Call for Change! Coram publishes action plan for children and young people

Published: Wednesday 11th March 2020

The new Parliament has to make the needs of children and young people a priority after an extended period in the nation’s political life when their interests and voice have been neglected – that is the key message in the Call for Change published today by Coram.

Call for Change front cover

Thirty years after the UK signed the United Nations Convention on the Rights of the Child, which set out the civil, political, economic, social, health and cultural rights children should enjoy, Coram’s Call for Change highlights where, all too often, children are falling through the safety net that a civilised society should aspire to.

It sets out realistic calls for changes to policy, law and practice that will transform lives and create better chances for children, in areas that include rights and justice, education and families and early years.

Dr Carol Homden, Coram CEO, said: “Since 2016, the focus of policy makers on all sides of the political divide has largely been on the process of leaving the European Union, but little progress has been made over that time in making the lives of children better. Children and young people have too little say in their own future. Their voices often go unheard. We call on this new parliament to make their interests and welfare a priority.”

Changes that Coram is calling for over the coming years include:

  • Incorporation of the UN Convention on the Rights of the Child into UK law;
  • A child rights impact assessment to be undertaken prior to the introduction of any primary or secondary legislation;
  • A commitment to government-funded legal advice for all children;
  • Enshrining the right to an independent advocate in laws for all children and young people in the care of the state;
  • A commitment to funding the Adoption Support Fund until the end of the next Public Sector Spending Round;
  • Reinstating the requirement for Ofsted to inspect local authority fostering services;
  • Introduction of an outcomes framework for children’s social care with local authority data published annually by the Department for Education.

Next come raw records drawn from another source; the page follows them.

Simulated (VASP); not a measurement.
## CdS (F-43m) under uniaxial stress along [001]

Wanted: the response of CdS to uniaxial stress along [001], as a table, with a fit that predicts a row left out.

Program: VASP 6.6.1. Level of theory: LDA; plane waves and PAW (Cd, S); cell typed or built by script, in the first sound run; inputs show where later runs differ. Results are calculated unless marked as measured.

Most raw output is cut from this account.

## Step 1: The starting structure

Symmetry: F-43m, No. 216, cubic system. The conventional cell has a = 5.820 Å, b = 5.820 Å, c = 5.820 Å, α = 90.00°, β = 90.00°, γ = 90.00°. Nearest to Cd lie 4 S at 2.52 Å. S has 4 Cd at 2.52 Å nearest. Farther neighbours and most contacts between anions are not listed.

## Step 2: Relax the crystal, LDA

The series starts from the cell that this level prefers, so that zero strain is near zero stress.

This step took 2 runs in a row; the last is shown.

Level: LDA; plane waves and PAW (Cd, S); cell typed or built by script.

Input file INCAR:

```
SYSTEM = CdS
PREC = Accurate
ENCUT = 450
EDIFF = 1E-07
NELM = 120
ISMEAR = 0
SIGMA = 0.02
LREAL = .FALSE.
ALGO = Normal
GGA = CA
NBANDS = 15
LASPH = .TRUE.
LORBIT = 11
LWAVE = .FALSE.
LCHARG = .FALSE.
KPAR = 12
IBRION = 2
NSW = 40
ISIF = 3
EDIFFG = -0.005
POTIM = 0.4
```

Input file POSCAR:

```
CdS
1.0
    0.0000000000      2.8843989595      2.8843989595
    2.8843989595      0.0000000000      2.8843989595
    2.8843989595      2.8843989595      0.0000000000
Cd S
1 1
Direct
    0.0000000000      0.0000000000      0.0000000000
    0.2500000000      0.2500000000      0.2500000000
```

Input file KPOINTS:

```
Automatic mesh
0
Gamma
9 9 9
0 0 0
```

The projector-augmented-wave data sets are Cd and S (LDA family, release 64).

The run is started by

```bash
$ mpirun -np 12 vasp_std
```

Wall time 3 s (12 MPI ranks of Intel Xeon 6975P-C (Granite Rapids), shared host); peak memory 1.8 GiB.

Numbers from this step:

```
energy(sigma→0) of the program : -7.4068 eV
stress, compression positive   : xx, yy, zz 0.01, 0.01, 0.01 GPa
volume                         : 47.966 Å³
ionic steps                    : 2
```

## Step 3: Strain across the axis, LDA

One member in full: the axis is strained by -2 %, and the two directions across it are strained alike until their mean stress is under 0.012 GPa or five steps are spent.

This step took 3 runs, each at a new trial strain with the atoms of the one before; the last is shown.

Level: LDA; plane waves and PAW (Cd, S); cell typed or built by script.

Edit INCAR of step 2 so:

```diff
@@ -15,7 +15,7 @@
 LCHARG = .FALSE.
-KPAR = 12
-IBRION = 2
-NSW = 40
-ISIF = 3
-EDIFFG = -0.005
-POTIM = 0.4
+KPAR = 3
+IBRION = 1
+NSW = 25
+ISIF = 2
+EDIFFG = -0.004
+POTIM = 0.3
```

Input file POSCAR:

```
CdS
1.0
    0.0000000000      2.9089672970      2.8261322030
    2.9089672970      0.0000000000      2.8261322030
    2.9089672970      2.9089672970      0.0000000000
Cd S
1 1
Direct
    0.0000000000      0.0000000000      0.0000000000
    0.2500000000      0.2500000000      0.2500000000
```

Dr Homden continued: “Every day we work for children, whether through direct delivery of services such as legal services, life skills education in schools, or by advocating on their behalf, and ensuring children who may be in care are undocumented or otherwise at risk get the support they need. The children we work with often tell us that their own voices aren’t being heard when policy makers make the decisions that affect them.

“Our Call for Change sets out what children and young people tell us needs to happen to achieve positive change. We worked with partners to make a real difference to children’s lives as a result of our 2018 Respected and Protected manifesto, and commit to doing the same with the calls in today’s Call for Change.